Given a Spark dataframe, I would like to compute a column mean based on the non-missing and non-unknown values for that column. I would then like to take this mean and use it to replace the column's missing & unknown values.
For example, assuming I'm working with a:
Then I can compute this mean as shown below.
calc_mean = df.where((col("unknown_age") == 0) & (col("missing_age") == 0))
.agg(avg(col("age")))
OR via SQL and windows functions,
mean_compute = hiveContext.sql("select avg(age) over() as mean from df
where missing_age = 0 and unknown_age = 0")
I don't want to use SQL/windows functions if I can help it. My challenge has been taking this mean and replacing the unknown/missing values with it using non-SQL methods.
I've tried using when(), where(), replace(), withColumn, UDFs, and combinations... Regardless of what I do, I either get errors or the results aren't what I expect. Here's an example of one of many things I've tried that didn't work.
imputed = df.when((col("unknown_age") == 1) | (col("missing_age") == 1),
calc_mean).otherwise("age")
I've scoured the web, but haven't found similar imputation type questions so any help is much appreciated. It could be something very simple that I've missed.
A side note -- I'm trying to apply this code to all columns in the Spark Dataframe that don't have unknown_ or missing_ in the column names. Can I just wrap the Spark related code in a Python 'for loop' and loop through all of the applicable columns to do this?
UPDATE:
Also figured out how to loop through columns... Here's an example.
for x in df.columns:
if 'unknown_' not in x and 'missing_' not in x:
avg_compute = df.where(df['missing_' + x] != 1).agg(avg(x)).first()[0]
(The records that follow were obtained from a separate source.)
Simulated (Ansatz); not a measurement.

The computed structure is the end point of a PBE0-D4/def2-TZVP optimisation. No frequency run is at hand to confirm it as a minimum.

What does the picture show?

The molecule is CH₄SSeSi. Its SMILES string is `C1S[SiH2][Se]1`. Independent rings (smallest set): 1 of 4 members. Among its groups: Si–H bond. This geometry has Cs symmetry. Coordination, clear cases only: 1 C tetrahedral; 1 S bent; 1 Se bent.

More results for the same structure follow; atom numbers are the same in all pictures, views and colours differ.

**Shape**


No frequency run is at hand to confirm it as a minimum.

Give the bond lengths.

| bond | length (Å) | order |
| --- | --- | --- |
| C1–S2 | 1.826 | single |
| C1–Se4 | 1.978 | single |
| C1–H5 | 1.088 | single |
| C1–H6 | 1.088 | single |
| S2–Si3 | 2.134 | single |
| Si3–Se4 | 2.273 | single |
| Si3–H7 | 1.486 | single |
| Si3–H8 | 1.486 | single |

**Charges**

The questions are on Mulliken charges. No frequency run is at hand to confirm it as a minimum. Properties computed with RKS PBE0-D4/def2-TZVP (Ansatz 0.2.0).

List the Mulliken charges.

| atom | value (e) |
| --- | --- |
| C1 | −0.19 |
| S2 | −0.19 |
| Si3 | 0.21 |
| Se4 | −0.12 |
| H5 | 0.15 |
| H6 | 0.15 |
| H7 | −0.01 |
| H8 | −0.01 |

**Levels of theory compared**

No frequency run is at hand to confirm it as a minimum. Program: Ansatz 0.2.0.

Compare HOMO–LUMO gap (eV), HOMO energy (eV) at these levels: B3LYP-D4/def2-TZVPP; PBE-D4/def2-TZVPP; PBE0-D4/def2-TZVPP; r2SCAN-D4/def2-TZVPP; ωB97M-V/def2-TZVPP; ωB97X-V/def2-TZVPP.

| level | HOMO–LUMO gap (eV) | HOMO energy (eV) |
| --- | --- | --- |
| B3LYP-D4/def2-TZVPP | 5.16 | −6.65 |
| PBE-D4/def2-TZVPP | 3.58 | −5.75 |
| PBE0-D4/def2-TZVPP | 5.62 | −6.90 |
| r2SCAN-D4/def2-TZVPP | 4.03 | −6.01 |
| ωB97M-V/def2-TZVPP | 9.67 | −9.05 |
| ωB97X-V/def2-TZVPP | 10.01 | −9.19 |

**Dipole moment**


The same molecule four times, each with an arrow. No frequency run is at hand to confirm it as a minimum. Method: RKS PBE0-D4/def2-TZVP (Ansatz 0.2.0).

df = df.withColumn(x + 'mean_miss_imp', when((df['missing_' + x] == 1),
avg_compute).otherwise(df[x]))
If age for unknown or missing is some value:
from pyspark.sql.functions import col, avg, when
df = sc.parallelize([
(10, 0, 0), (20, 0, 0), (-1, 1, 0), (-1, 0, 1)
]).toDF(["age", "missing_age", "unknown_age"])
avg_age = df.where(
(col("unknown_age") != 1) & (col("missing_age") != 1)
).agg(avg("age")).first()[0]
df.withColumn("age_imp", when(
(col("unknown_age") == 1) | (col("missing_age") == 1), avg_age
).otherwise(col("age")))
If age for unknown or missing is NULL you can simplify this to:
df = sc.parallelize([
(10, 0, 0), (20, 0, 0), (None, 1, 0), (None, 0, 1)
]).toDF(["age", "missing_age", "unknown_age"])
df.na.fill(df.na.drop().agg(avg("age")).first()[0], ["age"])